March 19, 2015
In yesterday’s budget announcement, the Chancellor maintained the Government’s focus on regional devolution and investment in both physical and digital infrastructure. In truth, there was little surprising in the announcements, many of which had been signalled in advance and were rooted in existing policies. Some of them arrived fully formed, such as the devolution of powers related to business rates. Others, including the much talked about and overdue investment in regional infrastructure such as the cross country fast rail link, were fleshed out. Given that this is a budget with both eyes on the forthcoming general election, it’s a shame that some announcements lacked detail. Here are six of the key announcements that will affect the workplace, technology and property sectors.
Devolution of business rates and other powers
The Chancellor has been a vocal champion of regional devolution and the need for greater balance between London’s dominant economy and the rest of the country, especially the North of England. Central to this is allowing regional authorities greater decision making and fiscal powers. Earlier this week the government announced a nationwide review of the business rates system and yesterday the Budget included plans to allow Manchester, Cheshire East, Peterborough and Cambridgeshire to retain all of the growth in their business rates to invest as they see fit in local policy making and economic development. West Yorkshire will also be granted new devolved powers when an agreement on the creation of a Combined Authority can be reached.
Although this is somewhat piecemeal, the Chancellor claims that the UK cannot achieve its potential as a major global economy while so much of its focus remains on London and South East England. Although there was the usual talk about the creation of a ‘Northern Powerhouse’ the major announcements relate largely to Manchester and Birmingham. The Chancellor says he has an ‘open door’ for other civic leaders but more progress and initiative is clearly needed to realise the goal of a nationwide economic revival.
The Budget also included an announcement of the expansion of existing enterprise zones in Humberside, Manchester, Merseyside, Teesside and a new enterprise zone in Blackpool.

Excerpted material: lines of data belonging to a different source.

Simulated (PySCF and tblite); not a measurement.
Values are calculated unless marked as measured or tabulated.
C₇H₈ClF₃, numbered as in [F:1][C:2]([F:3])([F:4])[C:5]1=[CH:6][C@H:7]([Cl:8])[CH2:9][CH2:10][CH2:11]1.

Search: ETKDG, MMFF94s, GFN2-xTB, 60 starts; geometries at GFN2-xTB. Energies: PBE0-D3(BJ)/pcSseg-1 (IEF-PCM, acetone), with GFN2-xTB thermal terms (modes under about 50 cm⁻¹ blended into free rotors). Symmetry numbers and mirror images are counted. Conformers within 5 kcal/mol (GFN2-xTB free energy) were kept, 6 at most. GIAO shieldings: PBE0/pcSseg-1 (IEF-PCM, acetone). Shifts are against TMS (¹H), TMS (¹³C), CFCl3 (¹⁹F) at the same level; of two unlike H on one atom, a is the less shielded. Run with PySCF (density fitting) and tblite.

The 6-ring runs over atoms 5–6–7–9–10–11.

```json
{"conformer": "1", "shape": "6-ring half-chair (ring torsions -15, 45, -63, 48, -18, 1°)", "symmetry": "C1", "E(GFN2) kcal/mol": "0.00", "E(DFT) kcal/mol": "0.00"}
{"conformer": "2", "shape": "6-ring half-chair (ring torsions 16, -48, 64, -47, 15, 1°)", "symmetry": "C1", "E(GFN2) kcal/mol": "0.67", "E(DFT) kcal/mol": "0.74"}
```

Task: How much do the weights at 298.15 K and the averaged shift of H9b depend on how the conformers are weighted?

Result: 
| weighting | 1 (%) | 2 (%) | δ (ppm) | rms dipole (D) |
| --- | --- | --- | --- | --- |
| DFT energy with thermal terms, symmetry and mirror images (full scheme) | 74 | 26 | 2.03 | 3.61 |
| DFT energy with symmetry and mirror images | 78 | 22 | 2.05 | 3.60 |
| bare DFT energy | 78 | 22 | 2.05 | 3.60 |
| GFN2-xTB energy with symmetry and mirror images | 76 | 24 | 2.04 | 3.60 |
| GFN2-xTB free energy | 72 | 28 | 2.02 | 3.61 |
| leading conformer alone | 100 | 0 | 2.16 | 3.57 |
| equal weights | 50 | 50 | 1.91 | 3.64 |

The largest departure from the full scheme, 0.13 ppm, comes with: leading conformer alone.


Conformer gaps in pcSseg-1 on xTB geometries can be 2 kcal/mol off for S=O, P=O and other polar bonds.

Investment in regional infrastructure
Also related to the creation of the ‘Northern Powerhouse’ and signalled well in advance are the plans for ‘HS3’, which is not really a high speed rail network per se but rather a long overdue serious upgrade to improve rail connectivity across the North of England. Again, there seems to be a bit too much focus on Manchester with the main section of the line due to cover the short hop between that city and Leeds but there seems to be a great deal of enthusiasm for the idea as part of a major investment in the region’s infrastructure. What emerged in the Budget was the ‘TransNorth Vision’, the Government presumably having learned its lesson that dubbing such a scheme ‘HS’ is a poisoned chalice.
Unfortunately, any plans for such investment appear to still be on a beer mat and the level of investment associated with them – £15 billion – is roughly equivalent to that being spent on just one London project, Crossrail.
The Chancellor also announced an investment of £138m in the grandly monikered UK Collaboratorium for Research in Infrastructure and Cities (UKCRIC). UKCRIC will be based in London, Birmingham, Southampton, Sheffield and Newcastle and will research the economic and environmental aspects of infrastructure development.
Investment in technology and digital economy
The Budget also set out plans to invest in digital infrastructure, especially emerging technologies related to the Internet of Things (IoT) and smart cities. The announcements included a £140 million investment in research and development into ‘cities of the future’ and another £600 million invested in broadband enhancements (including satellites) and IoT technology.
Meeting its own broadband rollout targets has been something of a problem for the government and so there are plans to try to crack this particular nut once and for all so that all areas of the UK, including remote and rural communities can enjoy reliable broadband speeds of at least 100mbps.
The sharing economy
Another modish technological idea addressed by the Chancellor in the Budget was the sharing economy. He claims the government will now be adopting this as a key policy area and encouraging public sector bodies to take advantage of the sharing economy with regard to their own operations. The government is throwing its weight behind the idea with the creation of a new industry body, Sharing Economy UK (SEUK) and two specialist hubs in Manchester and Leeds to promote the idea pioneered by the likes of Airbnb. Again, the announcement was made with regard to the need to spread development across the country with the Chancellor suggesting the sharing economy is well established and important in London but underdeveloped in the rest of the UK. The Budget included an announcement that in Leeds and Greater Manchester will be taking part in a ‘Sharing City’ scheme to pilot ideas about shared office space, skills and transport.
Investment in driverless technology
Yet another ‘insurgent technology’ to be given a punt by the Budget is driverless technology. Earlier this week a speaker from Google announced in a TED Talk that he expected driverless cars to be commonplace on the roads within five years. As it is with other technologies, the government is determined to remain at the forefront of developments with a an investment of £100m into driverless vehicles. The vehicles will be piloted on roads in Milton Keynes, Bristol, Coventry and Greenwich.
Government property and procurement
The past five years have seen a number of changes in the way the public sector has used property and gone about buying goods and services, as we have regularly reported. The Budget continued announcements on these twin themes, especially in areas that are already being addressed. These include an assessment of procurement and property in the National Health Service’s enormous estate. There is also to be a new central body (the latest of many) which will own and manage the government estate and report to the Treasury and the Government Property Unit.